I’ve been battling monsters in the lives of my children since they were very young.
As a preschooler, my son developed a fierce aversion to an antique chest that sat at the top of our stairs. He would slowly climb the stairs until he reached the top step, then speed up, dash by the chest and dart to his destination.
Initial attempts to understand and eliminate his fear were unsuccessful. “I don’t like the monster,” he’d say.
When I told him the chest wasn’t a monster and he had no reason to be scared, he responded with silence and shrugs
More than a decade and two houses later, the chest now sits in our dining room, and my teenage son isn’t afraid of it. But he does remember his fear, and he recently reminded me of it during a family dinner.
“I never knew why you were so afraid,” I said.
“It kind of looked like a face, he replied. “And one night I had a dream that it came alive and chased me. Every time I looked at it, I saw the monster. You tried to tell me it wasn’t a monster, but I just knew it was. I’d seen it.”
He laughed and went back to his food.
I couldn’t laugh. I knew exactly what he meant.
As a parent, I’m well aware of the fear monsters can elicit. I also know there are people who will insist they don’t exist.
Just yesterday, Craig Weintraub, an attorney for the Cleveland man charged with kidnapping Michelle Knight, Amanda Berry and Gina Dejesus, described his client. ”The initial portrayal by the media has been one of a ‘monster’ and that’s not the impression that I got when I talked to him for three hours.”
I know that Weintraub has to paint his client in the best light possible, but I wonder if he has a daughter. If he does, I don’t know how he could utter those words. Even my usually calm and rational husband lost his cool as he watched the story unfold in the newsroom where he works.
All he could think about was our 11-year-old daughter. Giles is not generally overprotective, but last week he had a hard time letting Kendall out of his sight.
I understood his reaction, but I don’t believe that it was helpful. Being overprotective creates a heightened sense of fear, and I don’t want any of us, particularly my children, going through life believing fear is the most effective response to monsters.
The world is a phenomenal, beautiful and interesting place, and I want my children to explore it as much as possible. But the world is also a dangerous place, and I don’t want them to be too trusting.
There’s probably only so much we as parents can do anyway.

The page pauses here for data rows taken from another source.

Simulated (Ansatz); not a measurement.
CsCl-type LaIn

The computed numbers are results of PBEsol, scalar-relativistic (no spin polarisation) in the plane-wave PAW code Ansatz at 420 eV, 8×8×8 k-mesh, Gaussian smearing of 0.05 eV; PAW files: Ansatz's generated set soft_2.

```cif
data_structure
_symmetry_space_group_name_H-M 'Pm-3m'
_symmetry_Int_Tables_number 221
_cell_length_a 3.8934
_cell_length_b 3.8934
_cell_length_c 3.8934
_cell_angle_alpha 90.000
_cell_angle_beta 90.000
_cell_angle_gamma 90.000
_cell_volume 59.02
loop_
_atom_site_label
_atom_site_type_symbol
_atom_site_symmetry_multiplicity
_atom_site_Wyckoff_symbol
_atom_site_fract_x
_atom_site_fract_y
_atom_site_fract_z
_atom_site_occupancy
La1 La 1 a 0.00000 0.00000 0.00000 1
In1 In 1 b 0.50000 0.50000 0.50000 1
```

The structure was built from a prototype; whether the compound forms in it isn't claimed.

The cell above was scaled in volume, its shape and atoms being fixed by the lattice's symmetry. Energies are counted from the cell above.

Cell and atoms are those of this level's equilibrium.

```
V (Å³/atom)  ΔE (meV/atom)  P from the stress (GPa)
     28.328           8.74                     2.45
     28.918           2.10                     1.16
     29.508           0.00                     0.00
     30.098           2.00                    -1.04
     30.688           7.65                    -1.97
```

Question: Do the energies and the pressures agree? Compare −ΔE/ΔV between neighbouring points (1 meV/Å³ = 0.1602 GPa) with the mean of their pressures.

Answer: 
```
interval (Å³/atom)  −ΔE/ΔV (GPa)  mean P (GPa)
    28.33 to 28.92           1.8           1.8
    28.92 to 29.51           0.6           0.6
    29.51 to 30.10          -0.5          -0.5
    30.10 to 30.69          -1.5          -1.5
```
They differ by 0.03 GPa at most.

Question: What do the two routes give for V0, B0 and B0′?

My son was only three years-old and my daughter wasn’t even three weeks-old on Tuesday, September 11, 2001. They’ve grown up in a society darkened by the shadow of fear, yet they have blossomed and grown strong anyway.
I’ve grown too. I’m not the same mom who unsuccessfully told her son not to be afraid of what he perceived to be a monster. I’m now the mom who acknowledges monsters and the fact that we can’t always recognize them at first. But I’m also the mom who does her best to give her children the information and tools to fight their fears and the monsters.
I wish I’d mastered the art of teaching them to be cautious without teaching them to be afraid, but I know I haven’t. But I am starting to master my fear that they are unprepared to face the monsters in their lives.